1 Intro to Linear Functions

1.1 Definitions and Notation for Linear Functions

As you hop into a taxicab in Allentown, the meter will immediately read $3.30; this is the “drop” charge made when the taximeter is activated. After that initial fee, the taximeter will add $2.40 for each mile the taxi drives. In this scenario, the total taxi fare depends upon the number of miles ridden in the taxi, and we can ask whether it is possible to model this type of scenario with a function. Using descriptive variables, we choose $m$ for miles and $C$ for Cost in dollars as a function of miles: $C(m)$.

Here, $C(0)$ means the cost for travelling 0 miles (assuming you have entered the taxi). This cost is $\$3.3$. We can write this mathematically as

C(0)=3.3

Similarly, $C(2)$ is the cost of travelling 2 miles and can be computed as

C(2) = 3.3 + (2.4 x 2) = 8.1

Here, we take the base charge of $\$3.3$ and add it to the charge for riding 2 miles to get a grand total of 8.1.

In general, if you travel $m$ miles, the cost, $C(m)$, can be computed as follows:

C(m)=3.3 + 2.4m

It is crucial to think carefully about the units of each component and how they relate. The expression below shows how this plays out in our taxi context:

\[C(m)=3.3 \hspace{.1in} dollars + 2.4 \hspace{.08in} \frac{dollars}{mile} \times m\hspace{.1in} miles\]

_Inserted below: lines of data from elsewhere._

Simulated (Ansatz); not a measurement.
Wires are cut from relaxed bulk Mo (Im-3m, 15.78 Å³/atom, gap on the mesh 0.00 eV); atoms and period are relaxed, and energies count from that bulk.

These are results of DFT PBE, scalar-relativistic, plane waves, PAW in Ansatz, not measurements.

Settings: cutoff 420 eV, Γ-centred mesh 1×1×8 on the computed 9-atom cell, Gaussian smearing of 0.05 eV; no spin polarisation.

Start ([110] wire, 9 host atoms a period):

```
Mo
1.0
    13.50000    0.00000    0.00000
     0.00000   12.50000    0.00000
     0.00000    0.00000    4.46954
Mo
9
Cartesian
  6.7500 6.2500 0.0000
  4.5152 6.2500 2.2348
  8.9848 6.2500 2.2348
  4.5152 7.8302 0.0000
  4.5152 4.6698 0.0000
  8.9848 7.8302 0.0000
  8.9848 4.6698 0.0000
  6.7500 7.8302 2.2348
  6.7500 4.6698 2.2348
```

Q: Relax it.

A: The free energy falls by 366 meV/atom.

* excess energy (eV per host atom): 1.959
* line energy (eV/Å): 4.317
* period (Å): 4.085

When dollars per mile are multiplied by a number of miles, the result is a number of dollars, matching the units on the 3.30, and matching the desired units for the cost, $C(m)$, of the ride (i.e., dollars).

We call a relationship such as this, a Function of $m$. The above function takes $m$ (the miles traveled) as the Input and returns $C(m)$ (the cost of travelling $m$ miles) as the Output. As you will learn shortly, this is an example of a Linear Function. There are many types of functions in mathematics and they are often named based on how the output values change in relation to changes in the input values. The function given above is called a *linear function because the output values change proportionately to the input values.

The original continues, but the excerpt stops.